According to Royden, the conclusion of Lusin Theorem is that:
(1) $f=g$ on $F$, where $g$ is a continuous function on $\mathbb{R}$.
However, according to Wikipedia, the conclusion of Lusin Theorem is:
(2) $f$ restricted to $F$ is continuous.
I have seen somewhere that (1) and (2) are different, e.g. $\chi_\mathbb{Q}$ restricted to $\mathbb{Q}$ is continuous, but $\chi_\mathbb{Q}$ is not equal to a continuous function $g$ on $\mathbb{R}$.

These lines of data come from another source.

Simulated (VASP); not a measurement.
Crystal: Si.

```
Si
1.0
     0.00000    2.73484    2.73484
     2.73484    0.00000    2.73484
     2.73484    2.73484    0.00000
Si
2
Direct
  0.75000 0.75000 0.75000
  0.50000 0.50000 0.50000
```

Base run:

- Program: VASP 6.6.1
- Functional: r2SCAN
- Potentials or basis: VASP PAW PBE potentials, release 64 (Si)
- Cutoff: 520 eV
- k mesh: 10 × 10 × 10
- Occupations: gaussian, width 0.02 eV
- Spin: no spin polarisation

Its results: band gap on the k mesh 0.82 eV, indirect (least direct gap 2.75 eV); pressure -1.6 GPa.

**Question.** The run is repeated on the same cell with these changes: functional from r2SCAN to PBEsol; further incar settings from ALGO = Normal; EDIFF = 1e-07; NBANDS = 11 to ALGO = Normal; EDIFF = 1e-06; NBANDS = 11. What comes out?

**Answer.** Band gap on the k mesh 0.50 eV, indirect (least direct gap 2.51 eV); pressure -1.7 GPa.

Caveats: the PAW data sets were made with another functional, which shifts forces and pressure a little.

How do we resolve this paradox? Thanks.
Lusin's theorem contains the condition that $F$ be a closed set. That makes a difference.
In sufficiently nice spaces $X$ ($T_4$ or normal spaces, whichever is the weaker in the nomenclature in use), every continuous function $f \colon F \to \mathbb{R}$, where $F\subset X$ is closed, has a continuous extension $F \colon X \to \mathbb{R}$. This is Tietze's extension theorem.
All metric spaces are normal, so for a function $f \colon X \to \mathbb{R}$, where $X$ is a metric space, and a closed subset $F \subset X$, the two assertions
are equivalent.
Royden, it seems, considers only functions defined on (subsets of) $\mathbb{R}$ at that point.
The wikipedia formulation that the restriction of $f$ to $E$ is continuous holds for Radon measures on arbitrary Hausdorff spaces. Since arbitrary Hausdorff spaces can be quite complicated, it is not surprising that only a weaker assertion can be made in the most general setting. The wikipedia article mentions the - at least formally - stronger conclusion in case of local compactness, so the author is aware of its availability in favourable circumstances.